In 1980, Niles claimed the dubious distinction of becoming the first city in Ohio to fall under fiscal emergency. A 1978 law gave the state authority to take control of the finances of fiscally challenged local governments and school districts.
Thirty-four years later, some rightly fear Trumbull County’s second largest city could be headed down that same embarrassing path. Niles Mayor Ralph Infante has declared the state of Niles finances “a train wreck waiting to happen.” To ward off such a smash-up, municipal leaders must demonstrate thoughtful proactive policymaking toward a comprehensive recovery plan to prevent the long arm of Columbus from grabbing hold of the city once again.

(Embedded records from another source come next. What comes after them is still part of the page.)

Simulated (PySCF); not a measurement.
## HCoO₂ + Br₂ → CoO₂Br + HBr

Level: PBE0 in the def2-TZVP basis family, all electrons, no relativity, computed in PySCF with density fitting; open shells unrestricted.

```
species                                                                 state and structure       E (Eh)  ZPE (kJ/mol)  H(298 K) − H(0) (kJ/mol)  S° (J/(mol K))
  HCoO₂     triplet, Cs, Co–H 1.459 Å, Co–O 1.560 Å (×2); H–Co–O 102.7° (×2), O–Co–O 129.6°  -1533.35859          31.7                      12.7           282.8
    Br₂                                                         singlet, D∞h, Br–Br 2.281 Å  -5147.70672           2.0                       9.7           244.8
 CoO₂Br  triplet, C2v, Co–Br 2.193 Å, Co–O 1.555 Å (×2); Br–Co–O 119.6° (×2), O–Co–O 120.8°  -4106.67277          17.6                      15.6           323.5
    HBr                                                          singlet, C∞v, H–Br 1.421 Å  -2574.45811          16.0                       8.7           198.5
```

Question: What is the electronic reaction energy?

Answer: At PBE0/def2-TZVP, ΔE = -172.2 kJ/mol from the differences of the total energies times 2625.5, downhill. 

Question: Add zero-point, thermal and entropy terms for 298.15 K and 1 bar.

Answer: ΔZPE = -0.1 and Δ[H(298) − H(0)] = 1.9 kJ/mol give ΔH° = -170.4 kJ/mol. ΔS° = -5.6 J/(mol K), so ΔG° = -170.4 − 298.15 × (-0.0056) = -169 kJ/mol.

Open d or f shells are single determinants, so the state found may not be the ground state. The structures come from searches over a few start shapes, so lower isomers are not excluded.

To be sure, the problems befalling Niles are serious. To wit:
At a roundtable meeting of city leaders last week Niles City Auditor Charles Nader revealed that the general operating fund stands at $1.9 million, but if the year ended now, its balance would be zero.
The city’s water and sewer department accounts already log deficits of $2.6 million.
The cost of a mandated new sewage-treatment plant has skyrocketed from $30 million to $43 million.
Collectively, these sharp bites in the city’s budgetary pie raise questions about the scope and intensity of proper financial oversight of city coffers. In May, Nader issued a public apology to city council for a lack of controls that could have prevented a two-year-long scheme of employee theft of more than $71,000 from the treasurer’s office.
The city is also reeling from a misguided $225,000 expenditure to lease accounting software that proved incapable of performing all state- required functions. City Council President Robert Marino called that blunder “very, very poor planning and poor execution — a waste of money.”
Of course, poor planning and lackluster oversight do not account for a sizeable slice of Niles’ woes. Some of the city’s budgetary quandaries have arisen as natural outgrowths of the city’s shrinking population, falling tax base, lingering hits from the Great Recession and questionable state funding policies. For example, Niles has lost $1 million in annual interest income, $100,000 in property-tax revenue and $75,000 in state-supplied Local Government Funds.
TOUGH DECISIONS NEEDED
The net result creates a monumental budgetary stain that will require monumental energy and tough decision-making to cleanse. For starters, city leadership could work to head off the state from a fiscal-caution designation — the first step on a path toward fiscal emergency — by convening a panel of city leaders to draft a realistic recovery plan. Recommendations from a soon-to-be-released performance audit of city government would serve as a solid starting point.
The resulting decisions likely will be painful and may include such expenditure cutting tools as across-the-board layoffs and revenue-enhancing tools as an increase in the city’s 1.5 percent income tax. Any such plan must also create failsafe accountability to prevent such budget busters as embezzlement and improper purchases.
The task will not be easy. But Niles residents have a longstanding reputation for resilience. In the 1980s, the city rebuilt large swaths of land ravaged by a monster tornado. In recent years, the Niles City Schools, under state-mandated fiscal watch, has replaced seas of red ink with black.
We believe the current crisis in municipal finances also can be solved without full-scale state intervention. Toward that end, the mayor, city council, department leaders and state auditor representatives should waste no time in getting started.